Overperforming New 2015 Red Burgundy: 92-point Almost Grand Cru

In Burgundy as in real estate, location is everything. Today’s wine comes from a vineyard classified Premier Cru but surrounded by five Grand Crus. It sits along the famous stretch of Grand Crus between Morey-St-Denis and Gevrey-Chambertin, and many believe its premier cru classification has as much to do with centuries-ago politics as with terroir.

But whether it’s a secret would-be Grand Cru, or just a perfectly positioned Premier Cru, one thing is settled — the “Combottes” vineyard turns out magnificent wine. The Domaine Pierre Amiot is based in Morey-St-Denis, but makes a few hundred cases each year from this plot just over the border in Gevrey.

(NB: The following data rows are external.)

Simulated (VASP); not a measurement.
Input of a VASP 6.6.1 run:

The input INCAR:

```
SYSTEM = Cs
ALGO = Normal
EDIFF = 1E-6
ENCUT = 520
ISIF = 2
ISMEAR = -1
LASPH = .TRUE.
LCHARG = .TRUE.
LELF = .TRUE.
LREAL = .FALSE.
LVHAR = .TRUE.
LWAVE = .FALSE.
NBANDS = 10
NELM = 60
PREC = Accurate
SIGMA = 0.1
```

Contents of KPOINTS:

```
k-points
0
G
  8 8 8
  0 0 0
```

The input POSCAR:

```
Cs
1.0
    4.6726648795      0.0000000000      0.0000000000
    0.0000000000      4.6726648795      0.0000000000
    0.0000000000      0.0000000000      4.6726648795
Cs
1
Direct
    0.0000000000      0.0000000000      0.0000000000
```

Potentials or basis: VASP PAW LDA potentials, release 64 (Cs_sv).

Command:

Today we’re offering the Combottes from 2015, a vintage considered among the best in a generation. The wine is young but already exceptional, and built to last. The nose is dark and sweetly floral, with notes of spice, plum, and earth. The mouth is dense and sappy with a rich, mouthfilling concentration. Burghound awarded 92 points, calling it “restrained,” “refined” and “sleek.”

Most red Burgundy improves with age — Combottes today is twice as delicious as it was when it arrived in the spring. It’s built to go another 10-15 years if desired. But life is short, and when a wine tastes this good this young, no one (except perhaps your future self) will fault you for opening it early.